R Function For Coupon Collector's Function with Finite Number of Trials

Question

R Function For Coupon Collector's Function with Finite Number of Trials

95 Views Asked by welijahclark At 22 November 2023 at 04:45

I'm trying to write up a function that runs the Coupon Collector's Problem in R. I'm trying to make a function that will spit out the number of unique coupons collected from sample size n with a finite number of trials t. (For example, having 500 unique coupons in a sample space, and picking a coupon from it 1000 times with replacement.)

I was able to write a similar function that returns how many times you have to sample it to collect ALL tickets. However, that function only requires specifying n, and does not account for the finite number of trials.

So far, this is how I have attempted to go about writing this function, with the function calling for n and t.

I assumed that if the length of the trials was less than t for the while loop, I could keep counting the unique coupons until trials == t, then return the number x out of n tickets collected after t trials. So far, all R has done is stall indefinitely.
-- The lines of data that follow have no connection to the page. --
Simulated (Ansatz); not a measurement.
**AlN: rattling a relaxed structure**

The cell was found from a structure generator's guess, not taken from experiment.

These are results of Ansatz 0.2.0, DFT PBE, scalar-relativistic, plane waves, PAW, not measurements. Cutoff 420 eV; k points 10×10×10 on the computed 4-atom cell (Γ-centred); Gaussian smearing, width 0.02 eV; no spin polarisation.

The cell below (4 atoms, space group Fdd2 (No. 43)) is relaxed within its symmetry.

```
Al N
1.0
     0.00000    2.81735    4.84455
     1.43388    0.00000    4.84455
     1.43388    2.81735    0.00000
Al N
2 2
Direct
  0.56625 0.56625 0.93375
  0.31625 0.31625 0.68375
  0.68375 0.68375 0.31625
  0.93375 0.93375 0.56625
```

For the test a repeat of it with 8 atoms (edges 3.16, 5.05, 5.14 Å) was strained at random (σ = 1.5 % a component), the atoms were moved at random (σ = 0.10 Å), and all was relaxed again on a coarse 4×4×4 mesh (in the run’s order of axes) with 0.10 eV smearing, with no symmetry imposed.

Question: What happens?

Collectathon2 <- function(n, t){
      Coupons <- 1:n
      Collected_Coupons <- c()
      Trials <- 0
      
      while (length(Trials) < t) {
        New_Coupon <- sample(n, 1)
        Collected_Coupons <- unique(c(Collected_Coupons, New_Coupon))
        Unique_Coupons <- length(Collected_Coupons)
        Trials <- Trials + 1
      }
      return(Unique_Coupons)
    }

I assumed I would only need to modify this function below, which will run until it gets all of the tickets. This one works and spits a number out pretty quickly.

Collectathon <- function(n){
      Collected_Coupons <- c()
      Trials <- 0
      
      while (length(Collected_Coupons) < n) {
        New_Coupon <- sample(n, 1)
        Collected_Coupons <- unique(c(Collected_Coupons, New_Coupon))
        Trials <- Trials + 1
        }
      return(Trials)
    }

Original Q&A

There are 3 best solutions below

Rui Barradas On 22 November 2023 at 09:13

The following function solves the problem though its output is not exactly what is asked for.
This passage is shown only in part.